Do Students Need Insurance for Their College Belongings?

As college students are unpacking and arranging their belongings in their dorm room for the new school year, they may wonder whether those personal items are protected. With high theft rates plaguing college campuses, it’s important to know if personal possessions are insured while the student is away at college.

Check Coverage under the Parents’ Policies

Most student personal possessions are covered under their parents’ homeowner’s insurance, renter’s insurance or credit card policies, if the student lives in a dormitory. However, some homeowner’s or renter’s insurance policies may limit the amount of insurance for off-premises belongings to 10 percent of the policy’s coverage for personal possessions or require full-time enrollment. The rules vary by insurer.

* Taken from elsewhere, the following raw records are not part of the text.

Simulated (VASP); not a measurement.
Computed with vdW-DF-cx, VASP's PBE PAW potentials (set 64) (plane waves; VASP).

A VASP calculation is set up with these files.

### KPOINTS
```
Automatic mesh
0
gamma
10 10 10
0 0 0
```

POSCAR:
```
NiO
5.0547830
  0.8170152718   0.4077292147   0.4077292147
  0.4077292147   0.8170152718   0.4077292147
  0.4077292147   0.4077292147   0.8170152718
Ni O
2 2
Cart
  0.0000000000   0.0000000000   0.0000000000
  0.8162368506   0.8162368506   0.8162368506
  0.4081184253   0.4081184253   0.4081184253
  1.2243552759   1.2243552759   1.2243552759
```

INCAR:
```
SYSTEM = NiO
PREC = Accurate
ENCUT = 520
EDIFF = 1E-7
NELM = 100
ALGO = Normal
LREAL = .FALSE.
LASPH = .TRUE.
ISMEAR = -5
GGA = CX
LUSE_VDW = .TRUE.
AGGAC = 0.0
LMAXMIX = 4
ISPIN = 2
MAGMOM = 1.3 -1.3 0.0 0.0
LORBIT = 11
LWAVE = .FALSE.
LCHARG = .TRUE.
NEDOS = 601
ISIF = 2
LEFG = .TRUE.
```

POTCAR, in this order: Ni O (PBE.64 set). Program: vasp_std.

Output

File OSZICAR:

Many homeowner’s insurance policies cover possessions up to 70% of the home-coverage limits – so if the parents have a $200,000 homeowner’s insurance policy, they’d have up to $140,000 in coverage for their possessions in their home, and up to $14,000 in coverage for items that are off-premises, such as in a dorm room. There may also be lower limits or higher deductibles for specific types of belongings, such as jewelry. Parents should add up the value of their student’s college belongings and make sure they have enough coverage. Otherwise, parents may want to buy some extra coverage if the student has an expensive computer system and other valuable electronics. Students should be reminded to leave expensive belongings such as jewelry at home and to bring only the essentials to college.

Parents should also ask about any coverage limits if the student is traveling abroad. Some insurance companies provide worldwide coverage, but others do not.

Renter’s Insurance May be Necessary for Off-Campus Apartments

Students who live off-campus are most likely not covered under their parents’ homeowner’s insurance policy and need to purchase their own renter’s insurance policy. Parents should ask their insurer whether their homeowner’s or renter’s insurance extends to off-campus living.

Renter’s insurance coverage is inexpensive -- generally just $125 to $300 per year, which would cover all of the student’s possessions and provide $100,000 to $300,000 in liability coverage. If the student has roommates, each one should get his or her own renter’s insurance policy, which will cover his or her own possessions and liability. When selecting a policy, consider monthly premiums, deductibles and coverage limits. Be sure to choose replacement-cost coverage to cover the cost of buying new items.

Most renter’s policies will also pay the extra cost to live somewhere else temporarily if the student needs to move out for a while if the apartment is damaged.

Students living off campus may wish to get an umbrella policy for general liability coverage, if they are not covered under their parents' umbrella policy. 

Consider Separate Coverage for Specific Gadgets

Both homeowner’s and renter’s insurance policies will cover laptop computers and other items if they are stolen while the student is away from his or her dorm or apartment. For example, a laptop stolen at the school library would be covered. Students should be encouraged to get a lock and an uninterrupted power supply (UPS) for their desktop or laptop computer. A lock will not stop a determined thief, but will stop casual theft by other students.

Whether a student lives in a dormitory or off-campus, parents may want to look into acquiring stand-alone policies for desktop computers, laptops, tablets and iPads, and other electronics as they may provide coverage against accidental damage, liquid spills and other events not included under a standard homeowner’s or renter’s insurance policy.

Compile an Inventory of Student Belongings

Create a list of the items the student is taking with him or her to college. This inventory will be helpful if the student’s property is stolen or damaged. It should include the brand, make and model of each item, as well as serial numbers. A photographic record is also helpful, especially if the student has personalized the laptop or tablet with a custom skin. Keep the inventory in a safe place, along with receipts for the most expensive items. The receipts will help establish value if the parents obtain replacement cost coverage.